The Matanuska Valley pioneer was a weekly publication started by the Alaska Rural Rehabilitation Corporation (ARRC), which reported on the Matanuska Valley colony from 1935 to 1936. The ARRC hired Jack Allman, a veteran newsman, to run the paper. It was originally a 4-page mimeographed tabloid that was distributed for free by the ARRC to all of the colonists. Allman worked out of a small tent for the first several months, but in December of 1935 he went independent with the newspaper and moved to a larger tent with more room for his growing operation. Allman purchased an old press that had been used by the Skaguay News in the late nineteenth century. He also installed an old powder horn in the front of his office that people could drop questions and complaints into, and Allman would respond to these messages in the next issue of the Pioneer.

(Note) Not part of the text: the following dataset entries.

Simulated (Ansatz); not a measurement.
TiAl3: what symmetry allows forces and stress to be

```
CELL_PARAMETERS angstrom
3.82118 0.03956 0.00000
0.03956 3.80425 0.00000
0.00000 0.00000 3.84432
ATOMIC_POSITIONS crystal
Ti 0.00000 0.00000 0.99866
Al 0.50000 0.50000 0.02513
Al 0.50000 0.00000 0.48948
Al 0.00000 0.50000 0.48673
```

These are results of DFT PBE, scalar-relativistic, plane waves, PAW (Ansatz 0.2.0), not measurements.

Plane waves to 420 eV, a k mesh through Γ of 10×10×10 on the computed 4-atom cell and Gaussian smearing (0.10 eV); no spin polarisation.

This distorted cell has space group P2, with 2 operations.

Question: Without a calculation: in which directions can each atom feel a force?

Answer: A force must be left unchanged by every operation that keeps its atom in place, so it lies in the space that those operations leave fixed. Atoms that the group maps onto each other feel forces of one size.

The press Allman bought was a source of constant trouble that began causing delays and requiring repairs as soon as he had installed it, as it frequently broke or had metal snap from trying to print an issue. These problems caused the publication to miss some issues and also led to a running series of costly repairs. In one of the first issues with the new press, Allman ran out of letter molds and had to intentionally misspell words just to get the issue to print.

Taking the paper independent had meant that colonists had to start subscribing instead of getting free issues from the ARRC. Outside interest in the colony began to wane after the first few months of its existence, and many of the early construction workers employed in building the settlement had left by 1936. In the penultimate issue Allman conceded that the booming early days of the colony were over and that the valley would trend towards "slower, but steady, growth," although he admitted that some "business houses may have a hard time hanging on waiting for that growth." With a dwindling subscription base and a faulty printing press, Allman finally called it quits on December 19, 1936. His final column, entitled "It Can't Be Done," explained that with the shrunken subscription base the local advertisers could not be expected to keep the publication going, and Allman had decided to leave the Matanuska Valley and find work elsewhere.